Completed September 2019
A research programme with funding from the Ministry of Business, Innovation & Employment (MBIE) Endeavour fund
Building biodiversity into an ecosystem service-based approach for resource management.

Nature provides many services that underpin New Zealand’s economy: nutrients and water for primary production, aesthetic and recreation services for tourism, and decreased risk of natural hazards such as flooding. These services are called ecosystem services (or the benefits that nature provides). For Māori, elements of ecosystems and their linkages form the basis of whakapapa (ancestry) and kaitiakitanga (sustainable resource management) principles, and support customary foods important for health and well-being. By managing ecosystems well we will boost the productivity and value of New Zealand’s environment-based industries. However, development and intensification of land use often results in degradation of ecosystem services and biodiversity.

Our research aims to avoid potential degradation by helping land managers make better informed, “smarter” natural resource management decisions that preserve options for future resource use and enhance the value derived from New Zealand’s landscapes.

This research partnership brings together a broad base of expertise (ecologists to economists) from Crown Research Institutes (Landcare Research, AgResearch, Scion) and universities (Canterbury, Auckland), with collaborations with researchers in England and France.

Research

The research focuses on three research areas:

  • Linking biodiversity, ecosystem services and land cover: Using existing studies through meta-analysis to identify relationships between land cover and ecosystem services, and bringing together scientific knowledge and Mātauranga Māori (Māori traditional) knowledge to develop bi-cultural indicators of biodiversity and ecosystem services.
  • Exploring alternate future landscapes and landscape change: Developing the modelling capability to represent the spatial dynamics of biodiversity, ecosystem services, and human behaviour by integrating a suite of models that represents different elements of landscape change.
  • Integrating biodiversity and ecosystem services into decisions: Working with land and water managers to help them identify their dependency and any positive and negative impacts on native biodiversity and the flow of ecosystem services from their decisions. This involves developing a participatory decision-making framework focused on biodiversity and the flow of ecosystem services within a landscape.

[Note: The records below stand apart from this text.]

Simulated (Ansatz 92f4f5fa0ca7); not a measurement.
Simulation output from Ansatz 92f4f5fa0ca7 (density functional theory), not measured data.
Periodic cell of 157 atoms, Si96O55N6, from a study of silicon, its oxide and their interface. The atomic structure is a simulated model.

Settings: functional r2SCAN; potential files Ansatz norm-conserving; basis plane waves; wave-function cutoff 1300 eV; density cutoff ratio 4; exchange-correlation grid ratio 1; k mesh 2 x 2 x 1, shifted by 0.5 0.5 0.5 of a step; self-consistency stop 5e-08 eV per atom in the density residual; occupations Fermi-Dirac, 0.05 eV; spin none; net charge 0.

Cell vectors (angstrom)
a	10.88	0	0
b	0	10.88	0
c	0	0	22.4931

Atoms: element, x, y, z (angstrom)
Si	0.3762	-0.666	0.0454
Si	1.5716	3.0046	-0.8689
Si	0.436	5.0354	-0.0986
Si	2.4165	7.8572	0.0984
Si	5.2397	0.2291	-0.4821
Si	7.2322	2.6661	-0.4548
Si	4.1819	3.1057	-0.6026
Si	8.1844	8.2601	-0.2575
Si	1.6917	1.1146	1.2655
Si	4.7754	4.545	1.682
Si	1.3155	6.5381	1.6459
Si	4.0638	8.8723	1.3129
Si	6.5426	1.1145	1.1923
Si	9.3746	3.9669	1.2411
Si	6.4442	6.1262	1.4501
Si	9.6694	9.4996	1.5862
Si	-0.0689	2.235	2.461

Describing Ecosystem Services

Ecosystem services are defined as the benefits that nature provides humans. This concept allows us to identify and consider the full range of benefits provided by different landscapes when making decisions and also prompts us to think beyond the immediate pressures or challenges we are facing in a landscape to address not only current issues but also potential future issues, the risks they pose, and the opportunities they provide.

Ecosystem services are typically classified as provisioning, regulating, cultural, and supporting services.